Secured debt: Secured debt is debt that is backed by certain property, such as real estate, a car, or other assets, that you must surrender if you default on the debt. Usually the debt is secured with the asset that was purchased when the debt is incurred. The creditor to whom you owe the money is legally entitled to the property if you default on your payments. The property can be sold and the sale proceeds applied to pay down the balance of the debt. If the sale proceeds are insufficient to pay the entire debt, the creditor is entitled to recover the balance from you with a court judgment. The rights of a creditor to the security are defined by the written agreements between the creditor and the debtor and by state and federal law. Secured creditors generally have higher priority than unsecured creditors to repayment in a bankruptcy proceeding.
Unsecured debt: This is an obligation to pay money that is not backed by any property. It is usually based on a written agreement to lend money or credit for the purchase of goods. Credit cards are unsecured debt: the credit card company has paid money on your behalf to the store that sold you the goods. You owe the debt to the credit card company based on your written credit agreement.
Discharge: This is an order from the bankruptcy court that states that you no longer owe the debt. Once you are discharged, a creditor can not collect the debt. The discharge only applies to debts that you incur before your petition is filed. It is imperative that all debts, large and small, are listed on the bankruptcy petition. If you do not list a debt, it may not be discharged.
Reaffirmation agreement: This is a voluntary agreement with a creditor to pay off a debt, even though you may be entitled to a discharge of that debt in your bankruptcy. Why would you do this? It allows you to negotiate with a secured creditor to keep collateral, such as a car or house, in exchange for an agreement to repay the debt according to better terms. An affirmation agreement must be approved by the bankruptcy court.

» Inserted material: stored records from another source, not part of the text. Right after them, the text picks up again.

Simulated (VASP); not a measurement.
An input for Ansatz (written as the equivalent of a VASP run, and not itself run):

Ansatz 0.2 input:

Cram down: This is a procedure whereby the balance for a secured debt is reduced to the value of the colateral. This applies to secured debts only. The secured portion of the debt will be "crammed down" to the fair market value of the asset that secures the debt. To take advantage of this procedure, the full amount of the fair market value of the property must be paid to the creditor. Depending on several factors, the creditor may still be entitled to payment for part or all of the unsecured portion of the debt that remains after the cram-down. This procedure is useful for keeping an asset, such a car or house, and reducing the amount owed to own that asset. Depnding on the particular case, the procedure may reduce the total amount owed for the asset.
Lien stripping: This procedure allows a lien that secures debt to be removed. The secured debt is then converted to an unsecured debt. This can be done if there is insufficient value in the property to secure the debt. An example of this when the amount due on a first mortgage is less than the fair market value of the property. In that case, there is no remaining value to secure the second mortgage and that mortgage is "stripped" off of the property. The second mortgage lien ceases to exist. The debt is still due, but is it now unsecured debt, not secured debt. This procedure is only available in a Chapter 13 proceeding, which may be used to discharge the unsecured portion of the debt that remains after the stripping.
Automatic stay: This is the protection that is given to anyone who files bankruptcy. It occurs automatically upon the filing of a petition for bankruptcy. It prevents all creditors from taking any action to collect or enforce a debt. If a creditor, such as a mortgage lender, wants to foreclose on your property, they must obtain special permission from the Florida bankruptcy court.
Exempt assets: These are the assets that a creditor can not seize to satisfy a debt, either in or out of Florida bankruptcy court. They include:
Trustee: A person who is appointed to take over your property for the benefit of your creditors. The trustee works not for you, but for your creditors. There job is to take all of your non-exempt property and sell it and use the money to pay your creditors.
Florida Homestead exemption: This is your right, protected by the Florida Constitution, to protection from creditors using the property you own and live on to satisfy your debt obligation to them. A creditor with with a judgment against you can not have your homestead sold to pay the judgment. However, if the creditor files the judgment, it becomes a lien on your homestead property. The debt must be paid if you sell the property, or if you refinance it. The Florida homestead exemption can be voluntarily waived by you. This happens whenever someone agrees to a mortgage on their Florida home. The creditor holding the mortgage is entitled to foreclose against the property and have it sold to pay the debt.
As an experienced Orlando bankruptcy attorney, Jeff Badgley has over 20 years experience in helping Orlando and Central Florida residents with their financial matters. If you live in the Orlando, Altamonte Springs, Winter Springs, Winter Haven, Windermere, Ocoee, Winter Garden, Kissimmee, Clermont, Deltona, Oviedo, Winter Park or the Central Florida area and have any questions regarding an Orlando bankruptcy concern contact or call us at (866) 977-1544 for a FREE CONSULTATION.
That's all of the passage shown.